Haha, cool, that gave me a chuckle :)

“We'll be saying a big hello to all intelligent lifeforms everywhere and to everyone else out there, the secret is to bang the rocks together, guys.” - The Hitchhikers Guige to the Galaxy, Douglas Adams

Angostura 2 days ago | parent [-]

Gag Halfront, wasn’t it?

goopypoop 2 days ago | parent [-]

Max Quordlepleen

hermitcrab 2 days ago | parent | prev [-]

Nice story.

But are you implying that we are somehow more evolved than the monkeys? Both the human and the monkey in the story have evolved for the same amount of time since our last common ancestor.

MarkusQ 2 days ago | parent | next [-]

That argument always struck me as vacuous. Dump a barrel of ball bearings on the top of a craggy hill. Wait as they all bounce around, some getting stuck in local minima and some bouncing over obstacles and covering large distances.

Would you claim that they all traveled the same distance because they all traveled for the same amount of time?

Evolutionary space is very high dimension, which makes the argument that just projecting onto the (1d) time axis is misleading even stronger.

hermitcrab 2 days ago | parent | next [-]
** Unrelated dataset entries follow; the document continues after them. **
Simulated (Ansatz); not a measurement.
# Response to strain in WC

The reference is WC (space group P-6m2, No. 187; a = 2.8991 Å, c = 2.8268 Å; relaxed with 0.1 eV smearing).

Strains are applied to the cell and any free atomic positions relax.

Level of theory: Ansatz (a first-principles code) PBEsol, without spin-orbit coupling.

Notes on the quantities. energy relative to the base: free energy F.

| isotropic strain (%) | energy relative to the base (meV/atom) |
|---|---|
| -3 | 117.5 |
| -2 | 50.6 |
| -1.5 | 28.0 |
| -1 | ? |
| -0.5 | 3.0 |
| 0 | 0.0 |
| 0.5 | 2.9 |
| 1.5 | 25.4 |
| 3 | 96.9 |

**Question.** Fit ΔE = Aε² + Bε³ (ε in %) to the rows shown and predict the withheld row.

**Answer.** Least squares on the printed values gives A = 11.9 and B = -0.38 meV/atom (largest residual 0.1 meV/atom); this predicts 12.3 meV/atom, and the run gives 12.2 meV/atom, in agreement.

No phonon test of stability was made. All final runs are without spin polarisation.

I'm not sure more/less evolved is a meaningful concept in Darwinian terms. Organisms have a level of fitness for their environment. Perhaps you are talking about cultural evolution?

nandomrumber 2 days ago | parent [-]

Do not we humans and those monkeys largely share the same environment?

Which one is more numerous, less prone to natural forcings?

tejtm 2 days ago | parent | prev [-]

frame of reference matters, from the center of the sun or galactic core they all most certainly moved the same distance in the same amount of time and it was much further than the hill was tall.

MarkusQ 2 days ago | parent [-]

Sure? What is the analog to this other frame of reference in the evolution case though? Or are you just stepping out of the analogy's applicability range to show that it can be pushed too far (which is of course true of an analogy)?

tejtm 2 days ago | parent [-]

A Molecular clock would be gravity in your model, when ever you called stop all your marbles would have experienced the same amount of gravitational force. That is the intent of "experienced the same amount of evolution" and similar.

Where I see the model flounder is; the hill provides the fitness context. You implied distance "means" more evolved, but for life it is all about making it to the next round, in your marble game how many of those furthest marbles will ever be found for the next round?

With life big changes are dangerous, you may find yourself improved out of options.